Getting Started
The purpose of this lesson is to join table and shapefile data downloaded from the U.S. Census Bureau in the TIGER filearea. TIGER shape files are geographical areas created by the U.S. Census Bureau. Joining data and a shapefiles is a very important part of geospatial technology.
Open Esri ArcMap, begin with a blank map. It is assumed that the user can load the appropriate shapefiles downloaded from the U.S. Census Bureau onto a map. These files are generally in a geodatabase, but could be in a file folder. If the user has problems loading the shapefile refer to the lesson on adding shapefiles. Make sure the shapefile has been decompressed prior to attempting to load it into the mapping software.
Unknown Spatial Reference
In general shapefiles that are downloaded from the U.S. Census Bureau do not have a projection. The learner may be warned about an unknown spatial reference when loading the shapefile, select OK. The user can project the shapefile, not projecting the shapefile should not alter the concepts of this lesson. See Figure 2.
Initial Viewing of the Shapefile
In the example a map of Tippecanoe County, Indiana was downloaded at the census tract level, and loaded onto the map, see Figure 3. The county selected by the learner for this study should be displayed and the map should have a monochromatic color which will vary. The lines shown are the census tract boundaries. Additional shapefile data such as rivers, roads, township boundaries, etc. can be added to the map but are not required to complete this lesson. This shapefile is a polygon, since the lines form a closed area (each census tract is a polygon).

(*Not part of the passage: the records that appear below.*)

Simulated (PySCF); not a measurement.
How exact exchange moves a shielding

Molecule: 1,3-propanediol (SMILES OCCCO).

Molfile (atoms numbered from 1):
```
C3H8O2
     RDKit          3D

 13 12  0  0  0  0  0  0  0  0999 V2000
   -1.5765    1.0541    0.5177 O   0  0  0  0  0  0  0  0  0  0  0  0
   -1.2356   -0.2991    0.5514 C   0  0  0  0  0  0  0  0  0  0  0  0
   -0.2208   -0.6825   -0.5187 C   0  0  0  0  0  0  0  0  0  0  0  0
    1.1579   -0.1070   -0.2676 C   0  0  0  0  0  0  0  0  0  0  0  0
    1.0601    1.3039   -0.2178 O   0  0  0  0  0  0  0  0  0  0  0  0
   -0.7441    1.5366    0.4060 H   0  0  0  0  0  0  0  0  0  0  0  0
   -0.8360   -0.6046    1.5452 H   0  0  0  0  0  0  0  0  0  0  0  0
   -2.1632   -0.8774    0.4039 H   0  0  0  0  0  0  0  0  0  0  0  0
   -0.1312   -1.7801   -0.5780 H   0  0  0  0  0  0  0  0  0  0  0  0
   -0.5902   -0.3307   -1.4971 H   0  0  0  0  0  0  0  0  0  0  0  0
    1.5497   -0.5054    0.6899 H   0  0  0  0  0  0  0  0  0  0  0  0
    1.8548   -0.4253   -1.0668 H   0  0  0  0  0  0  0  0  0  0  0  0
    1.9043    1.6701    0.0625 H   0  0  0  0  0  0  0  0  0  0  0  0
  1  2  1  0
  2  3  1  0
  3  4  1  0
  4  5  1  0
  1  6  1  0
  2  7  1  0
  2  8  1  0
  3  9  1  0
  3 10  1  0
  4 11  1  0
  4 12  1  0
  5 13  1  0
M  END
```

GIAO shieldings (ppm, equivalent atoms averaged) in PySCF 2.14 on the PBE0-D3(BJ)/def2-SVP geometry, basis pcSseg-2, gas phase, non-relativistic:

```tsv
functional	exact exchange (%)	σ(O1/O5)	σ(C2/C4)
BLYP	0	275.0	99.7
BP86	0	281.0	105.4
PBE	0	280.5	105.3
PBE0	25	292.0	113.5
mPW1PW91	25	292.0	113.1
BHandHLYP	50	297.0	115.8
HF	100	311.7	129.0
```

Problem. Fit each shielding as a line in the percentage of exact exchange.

Reviewing the Tabular Data
Before using the census tract tabular data, it should be reviewed. The data set came from the U.S. Census Bureau as a comma delimited file (csv). In some downloads three csv files are created, in this case only two were created in the data download. The file folder was decompressed prior to opening, two different Excel files are shown (the files appear as Excel documents since the authors computer associates csv files with Excel, different computers might not have this association). The green arrow in Figure 4 points to the file to be opened, using
Microsoft Excel, for Tippecanoe County of Indiana. The name of the file refers to the data not the location, so therefore it is important to keep datasets in the appropriate folders, with a name similar to IN_Tippecanoe_S1903_data. If the csv file is not associated with Microsoft Excel the user will need to select Microsoft Excel as the program to open this file type. When the file is opened in Microsoft Excel it appears
in a spreadsheet format. The columns have been expanded so that the information can be viewed, see Figure 5. The Geo.id2 column has the data which will be used for the join. The values in this field are in numeric format, this is known by an inspection of the data and making sure that it is right justified, if it were left justified the data would have been a text field. This data needs to be in a text format, this can be accomplished by highlighting the column and then right clicking to format the cell as text. There can be only one header row as shown in Figure 5, in general there are two header rows with this data set and the second row must be deleted, this was completed prior to creating the screen image. The names in the first row cannot have spaces or use special characters, note that the spaces were replaced with the underscore symbol. Save the file as a Microsoft Excel spreadsheet to use with Esri ArcMap. It is critical that the spreadsheet is closed prior to using it for mapping.
Alternative
Before proceeding to use the alternative step it is important to determine if there is a format mismatch. If the shapefile and the data file are in the same format, this section may be omitted and continue on to page 12, the tabular join process. Open the attribute table of the shapefile and the csv file in ArcMap, if the common fields are aligned either to the left or right they are of the same file format, if one is aligned to the right and the other to the left then there is a data format mismatch and this alternative section must be used.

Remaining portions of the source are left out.